Hello, Miss D’approach here and get used to me, I’m going to be around a bit. But don’t worry, I’m here for the lighter side of aviation.
So who am I? As Daniel Craig once said, “if you know that you’ll be as clever as me”. But anyway, I digress.
Is it me or are protests getting a bit silly these days? When the conservatives won the last election with a majority the days that followed had the great unwashed of Snoberington Hall protesting Downing Street demanding the will of the people be ignored and Labour be installed into power immediately. Similar events happened after Trump was somehow elected, although in fairness, you can’t really blame them for that.
But arriving for work one cold and frosty morning at Somewhere International Airport I was greeted by the sight of a group of men protesting against Turkey. Now after establishing that they were not in fact protesting Christmas dinner (and resisting all urges to request a serving of bread filled with thinly sliced meat covered in something resembling salad) I asked what was going on….
Just as I did though alarming shouts rang out in something that was kind of half speech – half opera. It turned out the shouts translated to “parking is £5 an hour!!!!”

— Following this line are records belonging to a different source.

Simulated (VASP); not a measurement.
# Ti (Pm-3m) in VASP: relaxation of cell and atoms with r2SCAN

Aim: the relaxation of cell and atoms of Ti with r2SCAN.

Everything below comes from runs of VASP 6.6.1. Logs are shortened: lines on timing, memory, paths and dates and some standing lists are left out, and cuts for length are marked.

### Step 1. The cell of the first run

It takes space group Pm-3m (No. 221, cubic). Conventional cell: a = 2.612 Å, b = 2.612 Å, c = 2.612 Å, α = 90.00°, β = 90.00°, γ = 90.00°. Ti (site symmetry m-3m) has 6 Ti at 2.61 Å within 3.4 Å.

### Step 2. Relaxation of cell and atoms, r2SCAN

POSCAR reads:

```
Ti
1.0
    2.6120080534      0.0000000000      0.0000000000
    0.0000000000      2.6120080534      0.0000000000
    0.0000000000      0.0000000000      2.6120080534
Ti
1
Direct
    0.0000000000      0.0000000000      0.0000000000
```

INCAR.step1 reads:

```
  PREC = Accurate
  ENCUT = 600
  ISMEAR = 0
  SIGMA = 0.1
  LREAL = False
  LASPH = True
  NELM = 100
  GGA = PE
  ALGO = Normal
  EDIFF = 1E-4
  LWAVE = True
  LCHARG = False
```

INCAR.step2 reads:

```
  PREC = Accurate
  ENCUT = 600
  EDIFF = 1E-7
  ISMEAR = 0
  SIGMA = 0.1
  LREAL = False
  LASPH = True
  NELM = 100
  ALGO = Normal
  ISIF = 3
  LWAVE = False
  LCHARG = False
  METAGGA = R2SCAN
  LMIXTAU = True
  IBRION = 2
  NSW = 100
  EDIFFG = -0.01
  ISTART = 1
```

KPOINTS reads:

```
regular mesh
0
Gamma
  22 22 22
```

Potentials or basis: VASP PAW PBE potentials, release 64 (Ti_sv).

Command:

In what seemed like the blink of an eye (and a cloud of the kind of fumes only taxis are capable of emitting) the convoy of cars had abandoned their protest and shot off out of the airport. That’s commitment to the cause right there!
But you can’t blame then can you, lets face it, you do it too. Don’t you!!!
Parking on the grass verge outside of Somewhere International, on the yellow lines, yes you, I’ve seen you! Will it save you money, of course it will and what’s a security risk or a little inconvenience to those trying to get around the airport when it can save you 2 hard-earned beer tokens. I mean you’re not Dean Saunders are you, you’re not getting your parking for free! (oh sorry Dean, forgot you flew from BHX didn’t you, awkward!).
You might even look on jealously as staff and crew park their cars with ease thinking how nice it is for them in their perfect little security pass protected bubble but no, you would be wrong, if you’re lucky enough to get a space at all you spend all day in work worrying if the YTS* girl from the coffee cart has parked 1/2″** away from your car door again or if the cabin crew have squeezed through the gap left by said YTS coffee girl with their studded handbags again! Anyway some of us quite literally sold our souls to get a crew parking space!
I guess what i’m saying here is that if I’m late for work because you are parked like a twat then don’t be surprised if I look at you and get “a bit sweary” or to put it another way, airports have car parks, they cost money, if your going to an airport and drive it’s going to cost you money.
Ultimately there are 3 sure things in life. Death, Taxes and Airport parking charges. But count yourself lucky, we have to pay for our parking in blood.